Vasti Jackson, a renowned international guitarist has boldly call-out propounders of music streaming technology saying that, contrary to popular narratives that online distribution of creative materials is the new business of the new world, it does not make business sense to stream materials online as creators.
Speaking at the second edition of the Beyond The Return Conversations series organized by the Ghana Tourism Authority, under the theme “business of music”, Vasti made bold observations that, the culture of streaming rather killed the business of music.
This goes to confirm a statement by music entertainment journalist and board member of 3 Music Awards, Kelly Nii Lartey Mensah who also made similar suggestions for the industry to support hardware sales because online streaming bring little profit compared to previous CD purchases.
“You think you are making hits with streaming numbers but you are not making money.” Vasti said on how the streaming platforms and aggregators take the chunk of money and give peanuts to the artistes when it comes to streaming.

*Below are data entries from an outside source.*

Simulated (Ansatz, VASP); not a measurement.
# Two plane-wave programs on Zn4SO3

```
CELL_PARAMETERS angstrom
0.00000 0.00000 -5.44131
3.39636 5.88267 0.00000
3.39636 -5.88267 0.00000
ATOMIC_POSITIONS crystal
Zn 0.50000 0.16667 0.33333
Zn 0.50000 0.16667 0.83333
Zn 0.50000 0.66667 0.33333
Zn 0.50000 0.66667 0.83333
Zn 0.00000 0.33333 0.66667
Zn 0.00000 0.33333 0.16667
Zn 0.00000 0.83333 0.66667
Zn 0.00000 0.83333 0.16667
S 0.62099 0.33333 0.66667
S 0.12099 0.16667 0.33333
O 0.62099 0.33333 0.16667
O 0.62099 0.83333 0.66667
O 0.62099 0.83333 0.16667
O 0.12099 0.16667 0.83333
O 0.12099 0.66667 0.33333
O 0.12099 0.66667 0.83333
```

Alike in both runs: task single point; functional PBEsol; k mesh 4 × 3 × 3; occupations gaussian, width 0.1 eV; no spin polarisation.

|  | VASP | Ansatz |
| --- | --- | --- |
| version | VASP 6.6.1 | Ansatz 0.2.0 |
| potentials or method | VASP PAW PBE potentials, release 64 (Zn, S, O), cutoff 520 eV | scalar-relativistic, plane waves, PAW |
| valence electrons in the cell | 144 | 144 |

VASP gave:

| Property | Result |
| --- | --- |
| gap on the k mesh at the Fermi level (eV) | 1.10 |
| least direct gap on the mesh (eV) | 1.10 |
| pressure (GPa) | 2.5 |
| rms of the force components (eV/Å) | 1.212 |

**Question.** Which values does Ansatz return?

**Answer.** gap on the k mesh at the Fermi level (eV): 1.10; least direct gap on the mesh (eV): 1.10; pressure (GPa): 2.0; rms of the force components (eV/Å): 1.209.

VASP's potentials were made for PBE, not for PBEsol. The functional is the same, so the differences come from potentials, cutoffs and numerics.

It can be deduced that the impression created with news of artistes making strides with streaming numbers doesn’t impress the legendary guitarist.About The Beyond The Return Conversations
The Business of Music is a masterclass organized by the Ghana Tourism Authority, the Creative Council, Beyond the Return secretariat and The Bridge Zone – all under the auspices of the Ministry of Tourism, Arts & Culture.
The major topic for speakers was, ‘Finding Innovative Ways to Market Ghanaian Music to the Rest of The World’,. Speakers at the forum came from varied fields of the arts including; Malcom Xavier, Coriya Burns, Dontae Winslow, Glyn Aikins and Mark Okraku Mantey.
Vasti Jackson also talked about how streaming has affected music production.
“Streaming has devalued music,” he advised.
“Spend time to develop your craft than something you don’t develop,” he stated.
Vasti Jackson is guitarist, singer, songwriter and record producer. His album, ‘The Soul of Jimmie Rodgers’ won the Best Traditional Blues Album category at the 59th Grammys.